The startup spirit was strong, the beer flowed and energy in the room was high at the latest HaTCH event, this time held at global co-working space provider WeWork on Beach Road.

Over 120 people gathered in the kitchen and common room to listen to a panel of assembled international experts talk about the need for product marketing and marketing in general at startups.

HaTCH and WeWork presented “Who needs product marketing anyway?” with panelists Bobby Guhasarkar, Senior Director Product Marketing, Cisco Security, Zhiying Tang, General Manager of Nessa and Jennifer Villalobos, VP & Head of Digital, Income. And the answer to the titular question seemed to be a resounding “Everyone does… and sooner in the development of a company than you might think.”


Lively moderation by Ben Munroe, Director Product Marketing, led the panel to discuss topics such as the difference in B2B/B2C marketing, the challenges of keeping up with the tech stack, and the different skills needed when messaging products versus managing brand campaigns and lead generation programs.
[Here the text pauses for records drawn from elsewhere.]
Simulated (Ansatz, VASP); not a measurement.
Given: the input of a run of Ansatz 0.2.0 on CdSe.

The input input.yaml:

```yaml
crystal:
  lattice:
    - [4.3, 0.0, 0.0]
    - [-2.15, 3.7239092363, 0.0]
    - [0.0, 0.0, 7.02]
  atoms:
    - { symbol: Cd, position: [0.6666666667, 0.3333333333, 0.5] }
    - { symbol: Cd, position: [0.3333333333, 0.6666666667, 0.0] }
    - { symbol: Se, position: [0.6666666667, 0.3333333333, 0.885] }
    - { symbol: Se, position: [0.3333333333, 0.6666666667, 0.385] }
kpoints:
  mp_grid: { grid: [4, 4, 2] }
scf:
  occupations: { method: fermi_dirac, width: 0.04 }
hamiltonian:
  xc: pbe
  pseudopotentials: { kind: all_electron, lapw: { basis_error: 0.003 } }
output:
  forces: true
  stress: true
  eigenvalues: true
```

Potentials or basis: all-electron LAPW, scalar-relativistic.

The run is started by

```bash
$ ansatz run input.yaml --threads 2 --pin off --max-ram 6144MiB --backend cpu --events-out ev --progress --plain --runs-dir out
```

Zhiying, or “Zee”, GM of the hearing appliance startup Nessa,  talked about the challenge of marketing something that people need but don’t want, in her case, the hearing aid. Listening to what customers really wanted from their products. They polled thousands of target consumers before bringing to market a hearing aid, and they found that one way to answer to a specific use case was to integrate the hearing aid with the TV so that the hearing impaired could listen to TV programs with their families without having to blast the volume.

Jennifer who has recently made the move from Google to Income was firm in the belief that you can’t manage what you don’t measure. She talked about the need for marketers to be able to pull the right kind of insights from marketing technology (martech), and she discussed the challenges of launching a new offering into an untested market, which includes having the conviction to be able to pull the plug if it does not work.

Bobby Guhasarkar, who has spent time in startups, most recently OpenDNS, and is now in multinational networking and security giant Cisco, talked about the necessity of deciding whether your product was first, best or “only”, meaning it’s the only one of its kind in the market. He also offered the piece of advice that it’s better to market aspirin (which people must have to solve a real problem) rather than vitamins, which people view as a “nice to have.”

The crowd – the biggest for a HaTCH event – stayed until way past the end, asking questions about when to hire a marketing leader in a startup,  and how to learn more about product marketing. When the evening finally drew to a close in WeWork the final attendees moved into the pub downstairs where the beer, and the conversation, continued to flow. Aspirin hopefully not required.